With defending champion Enrico Gasparotto in its ranks, Astana had high hopes when they lined up for yesterday's Amstel Gold Race. With a new finish, the team had to take some risks and even though they made a very visible presence throughout most of the race, their gambles were the wrong ones and they left the race with a 9th place for their Italian captain.
Last year Astana surprisingly turned out to be the dominating team of the Ardennes classics with Enrico Gasparotto winning the Amstel Gold Race and Maxim Iglinskiy taking home the Liege-Bastogne-Liege with Gasparotto in 3rd. This year they are back in the hilly one-day races to show that last year's results were no fluke.

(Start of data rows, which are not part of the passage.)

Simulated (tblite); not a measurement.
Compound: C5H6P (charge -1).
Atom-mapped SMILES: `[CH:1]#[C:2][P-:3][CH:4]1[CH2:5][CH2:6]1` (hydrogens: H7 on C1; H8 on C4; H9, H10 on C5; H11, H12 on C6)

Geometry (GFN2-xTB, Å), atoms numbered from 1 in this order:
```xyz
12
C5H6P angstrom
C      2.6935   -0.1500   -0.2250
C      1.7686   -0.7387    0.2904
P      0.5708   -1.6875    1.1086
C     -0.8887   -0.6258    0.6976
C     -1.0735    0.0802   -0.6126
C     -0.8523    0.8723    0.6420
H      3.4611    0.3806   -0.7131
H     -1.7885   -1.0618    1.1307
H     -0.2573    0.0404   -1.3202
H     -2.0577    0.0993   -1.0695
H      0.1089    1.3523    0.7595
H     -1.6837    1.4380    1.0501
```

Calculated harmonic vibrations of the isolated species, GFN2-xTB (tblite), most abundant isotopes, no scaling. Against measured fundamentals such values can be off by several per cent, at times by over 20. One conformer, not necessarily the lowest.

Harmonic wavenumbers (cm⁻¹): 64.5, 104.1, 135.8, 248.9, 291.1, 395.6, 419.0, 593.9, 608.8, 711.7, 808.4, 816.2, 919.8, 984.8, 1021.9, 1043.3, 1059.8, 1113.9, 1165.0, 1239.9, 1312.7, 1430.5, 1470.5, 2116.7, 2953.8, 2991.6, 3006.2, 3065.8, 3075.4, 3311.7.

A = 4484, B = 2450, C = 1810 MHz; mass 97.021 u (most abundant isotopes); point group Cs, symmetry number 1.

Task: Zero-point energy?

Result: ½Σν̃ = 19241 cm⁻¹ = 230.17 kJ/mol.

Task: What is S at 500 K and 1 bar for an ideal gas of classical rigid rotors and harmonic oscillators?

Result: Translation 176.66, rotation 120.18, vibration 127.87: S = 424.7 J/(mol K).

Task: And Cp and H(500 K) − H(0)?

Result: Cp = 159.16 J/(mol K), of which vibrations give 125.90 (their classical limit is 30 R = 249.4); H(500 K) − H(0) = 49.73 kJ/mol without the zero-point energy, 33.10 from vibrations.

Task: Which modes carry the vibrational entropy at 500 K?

With no less than 5 riders in the main group as they hit the bottom of the Cauberg climb for the final time and Andriy Grivko dangling off the front in a chase group, the team proved their strength in numbers and no other team was as massively represented in the final part of the race as the Kazakh team. At the top of the climb, both Gasparotto and Jakob Fuglsang were part of the chase group and it was due to the strong work of the Dane that they caught the trio of Alejandro Valverde (Movistar), Philippe Gilbert (BMC) and Simon Gerrans (Orica-GreenEdge) just on the line.
Gasparotto is usually a fast finisher but this time he was badly positioned and had to settle for 9th in his title defence. The finish was changed to include 1800m of flat roads after the top of the Cauberg, and the defending champion said that it made for a much less selective final.
"The race changed after the Cauberg," he said. "The peloton came together and we knew we could not catch Kreuziger or the others, so we were already racing for fourth. When the race finished on top of the Cauberg, I did not know I had won until I crossed the line. This year was different, because the final group was smaller and the attacks all came back together over the top."
Wrong risks
Even though Gasparotto is fast, the team did not expect him to be able to beat major favourite Peter Sagan in a sprint. Hence, they had to focus on attacks in an attempt to anticipate their biggest rivals.
Andriy Grivko stayed ahead of the peloton for most of the final 40km but in the end he lacked the punch to follow Roman Kreuziger (Team Saxo-Tinkoff) when he made his winning attack. Sports director Zanini was glad to see his team stick to the plan even though they left the race empty-handed.
"We did all of our tactics right, we waited the same as the other teams, and we were very, very strong," he said. "But the new course was a risk, and in the end we made the mistake of taking the wrong risks."
Seeldrayaers back
The race marked the comeback for the team's Belgian climber Kevin Seeldraeyers who had a bad crash in the Paris-Nice. The Belgian was seen doing a lot of work to protect his leaders from the wind in the early part of the race before he lack of racing showed and he had to abandon.
Nonetheless, he was happy to be back in competition after his injury.
"It's nice to be back at work, doing my job," he said. "The first nine days after my crash I couldn't ride at all, and once the wounds healed I could only train a few hours at a time. Today was a welcome return to the peloton."
Astana will now turn its attention to the Fleche Wallonne. The steep finish on the Mur de Huy does not suit the team perfectly and they may have to wait until Sunday's Liege-Bastogne-Liege to once again be major protagonists.